Thursday, October 24, 2019

Homily of St. Augustine: The Pharisee and the Publican







The publican dared not even lift up his eyes to heaven. Why did he not do so? Because he looked at himself, for he had first to find himself displeasing, and thus he would please God. You, on the contrary, stand erect and hold your head high. But our Lord says to the proud: "You will not look at yourself? Well I will look at you. Do you wish me to turn away my eyes? Then look at yourself." The publican therefore did not dare to lift up his eyes to heaven: he looked upon himself and condemned himself. He was judge unto himself, that God might intercede for him. He punished himself, that God might set him free. He accused himself, that God might defend him. He defended him so well that he declared sentence thus: This man went back home higher in God's favor than the other; everyone who exalts himself shall be humbled, and the man who humbles himself shall be exalted. 1 He looked at himself, said our Lord, and I would not look at him. I heard him saying: Turn thy eyes away from my sins!2 But who can say this, but he that says also: For I acknowledge my guilt?
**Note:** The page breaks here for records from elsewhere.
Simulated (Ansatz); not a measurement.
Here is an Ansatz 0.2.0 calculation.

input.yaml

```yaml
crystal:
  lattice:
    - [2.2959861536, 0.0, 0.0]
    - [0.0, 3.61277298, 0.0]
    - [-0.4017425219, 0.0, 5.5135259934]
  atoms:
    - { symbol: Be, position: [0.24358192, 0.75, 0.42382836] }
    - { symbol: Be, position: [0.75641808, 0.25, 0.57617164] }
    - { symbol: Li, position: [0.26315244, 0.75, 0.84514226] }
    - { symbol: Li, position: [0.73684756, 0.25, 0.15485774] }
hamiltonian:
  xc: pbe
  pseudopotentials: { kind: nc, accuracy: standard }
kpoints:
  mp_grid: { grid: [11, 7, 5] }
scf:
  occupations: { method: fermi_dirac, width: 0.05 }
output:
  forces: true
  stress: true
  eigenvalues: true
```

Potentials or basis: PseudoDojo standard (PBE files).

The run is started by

As to the Pharisee, my brethren, he also was a sinner. For neither because he said, I am not like the rest of men, who steal and cheat and commit adultery, nor because he fasted twice in the week, nor because he gave tithes, was he not a sinner. And even if he had been without any other sin, his pride itself was enough to accuse him. And yet he dared to speak thus! . . .

But who is without sin? Who dares to boast, My heart is unsullied now, I have cleansed myself of every fault?  Certainly the Pharisee was not such a one, but in his perversity he did not know what he had come to do in the temple. He found himself in the physician's house, as it were, to be healed, and hiding his wounds, showed his sound limbs

Let God cover your wounds: not you yourself. For if you are ashamed to show them, the physician will not cure them. Let the physician cover and cure them with a dressing. The wounds that the physician covers will heal. But if the sick man wishes to cover them himself, he will only succeed in hiding them. And from whom does he hide them? From him who knows all things.